- cross-posted to:
- selfhosted@lemmy.world
- cross-posted to:
- selfhosted@lemmy.world
Thank you for posting it again.
DB Tech have made a video about Dockge, he explained my idea so well. https://www.youtube.com/watch?v=E805XcbTzgY
My previous post have also explained why I made this: https://www.reddit.com/r/selfhosted/comments/17tkq79/dockge_a_fancy_easytouse_selfhosted_docker/
looks great
Spun this up last week. Love it. Simple, slick interface and easy to understand principles. Like being able to see what’s going on (or going wrong) as I deploy a stack. I know it’s in as a feature request already, because multi-node would make it the single pane solution for all my docker stuff.
Shout-out to /u/louislamlam it’s a great project!!

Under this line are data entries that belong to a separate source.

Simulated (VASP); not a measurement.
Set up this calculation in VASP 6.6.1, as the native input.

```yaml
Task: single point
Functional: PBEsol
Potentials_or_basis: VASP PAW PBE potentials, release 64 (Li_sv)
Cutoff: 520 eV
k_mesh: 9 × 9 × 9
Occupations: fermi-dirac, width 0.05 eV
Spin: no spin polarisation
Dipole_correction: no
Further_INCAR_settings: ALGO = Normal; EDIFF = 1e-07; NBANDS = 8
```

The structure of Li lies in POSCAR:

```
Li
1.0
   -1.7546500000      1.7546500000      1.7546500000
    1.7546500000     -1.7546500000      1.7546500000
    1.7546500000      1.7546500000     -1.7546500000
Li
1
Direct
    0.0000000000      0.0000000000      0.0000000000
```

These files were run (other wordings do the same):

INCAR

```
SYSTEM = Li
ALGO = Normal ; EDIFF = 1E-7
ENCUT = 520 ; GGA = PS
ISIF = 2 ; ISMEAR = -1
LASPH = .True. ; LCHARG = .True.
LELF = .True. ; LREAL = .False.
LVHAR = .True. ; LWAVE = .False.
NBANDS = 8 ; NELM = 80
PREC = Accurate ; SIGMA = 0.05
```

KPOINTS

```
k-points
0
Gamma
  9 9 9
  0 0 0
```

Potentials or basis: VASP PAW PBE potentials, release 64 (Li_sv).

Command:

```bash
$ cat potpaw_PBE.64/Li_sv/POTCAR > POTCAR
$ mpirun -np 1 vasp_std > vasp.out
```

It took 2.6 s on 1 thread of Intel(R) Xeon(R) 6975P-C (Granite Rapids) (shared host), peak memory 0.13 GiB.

Love how this looks, could definitely see myself moving from Portainer since I don’t use the majority of its features.
Though having to move all my stacks around is a bit of an annoyance. I have them split into their own folders to keep things tidier: Wonder if you could watch multiple folders in this too, rather than moving them all into Dockge’s folders.
I tried this out last and ended up going back to portainer. It’s a problem I could fix, but I didn’t want my services down for that long. All of my services are in 3 different compose files. I started up my stacks using dockge and it put each stack on it’s own network (that it created).
If I put all my containers in one compose file I suppose it would work.
My problem with portainer is that, if I deploy a stack (compose) via docker compose cli, it has limited control inside portainer. Is this the same? Or does this play nicely with compose files deployed outside of it?
I will give it a try. I don’t like the fact of Portainer kidnapping my compose files. I want them plaintext on my drive, so I can backup them with regular tools.
Run a Gitea server to store them, and use the Portainer git option. Backup + version control!
this looks great hopefully we can have the widget for Homepage dashboard!
Looks promising but like many others I need the ability to manage multiple hosts. That said I suppose there’s no reason you can’t spin up multiple instances, one on each host.